If you suspect you have been named in a Will but have not been notified within a couple months of the death you can request confirmation from the executor of the estate. This is best done via a formal written request to the executor. You have the right to know if you are a beneficiary and the executor should reply confirming your right to inherit from the estate and what your share of the estate is. If you have not been named in the Will, it is up to the executor’s discretion, or curtesy, to inform that you are not a beneficiary.

Can a beneficiary be removed from a will?
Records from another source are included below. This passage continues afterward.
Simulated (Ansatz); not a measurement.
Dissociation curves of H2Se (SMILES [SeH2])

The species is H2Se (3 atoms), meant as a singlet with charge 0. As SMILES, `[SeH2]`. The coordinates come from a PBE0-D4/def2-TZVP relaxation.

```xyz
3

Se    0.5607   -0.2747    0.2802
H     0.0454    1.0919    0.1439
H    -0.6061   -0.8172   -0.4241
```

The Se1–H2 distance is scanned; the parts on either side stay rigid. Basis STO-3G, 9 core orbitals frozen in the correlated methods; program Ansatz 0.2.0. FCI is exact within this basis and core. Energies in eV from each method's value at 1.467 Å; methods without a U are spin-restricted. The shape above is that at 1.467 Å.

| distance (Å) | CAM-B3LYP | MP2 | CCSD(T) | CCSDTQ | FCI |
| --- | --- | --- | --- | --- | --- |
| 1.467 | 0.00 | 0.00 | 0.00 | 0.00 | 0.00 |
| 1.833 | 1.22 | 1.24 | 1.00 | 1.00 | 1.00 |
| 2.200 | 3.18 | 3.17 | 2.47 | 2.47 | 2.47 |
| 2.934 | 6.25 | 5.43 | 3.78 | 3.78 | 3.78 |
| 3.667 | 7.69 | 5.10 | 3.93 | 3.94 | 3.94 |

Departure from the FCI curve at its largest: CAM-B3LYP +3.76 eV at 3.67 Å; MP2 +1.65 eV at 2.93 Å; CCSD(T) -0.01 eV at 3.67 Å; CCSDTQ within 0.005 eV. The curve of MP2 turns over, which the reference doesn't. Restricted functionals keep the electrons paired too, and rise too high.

A beneficiary can be removed from a Will by the testator at any point. A testator (the person writing the Will) can choose to amend or update their Will whenever they like, through the use of a codicil. They may even choose to write a completely new Will. A testator is not obligated to inform a person that they have been added or removed from the Will. However, it is recommended that the testator keep their executor and beneficiaries up to date of any changes to their Will. This can help to avoid confusion over whether it is the latest version or the validity of the Will and upsetting surprises upon their death. 

When should an executor notify beneficiaries?

Beneficiaries have a right to be notified that they are entitled to an inheritance from the estate. It is up to the executor to decide when is an appropriate time to inform the beneficiaries. However, it is better to do this sooner rather than later. Often executors will inform beneficiaries at the beginning of the administration of the estate. This allows the executor the opportunity to prepare them for the administration process and answer any questions they may have about the terms of the Will. It can also help to prevent claims against the estate or give the executor the opportunity to prepare for claims. Notifying beneficiaries promptly can also prevent unnecessary distress to those who are unsure of their entitlement.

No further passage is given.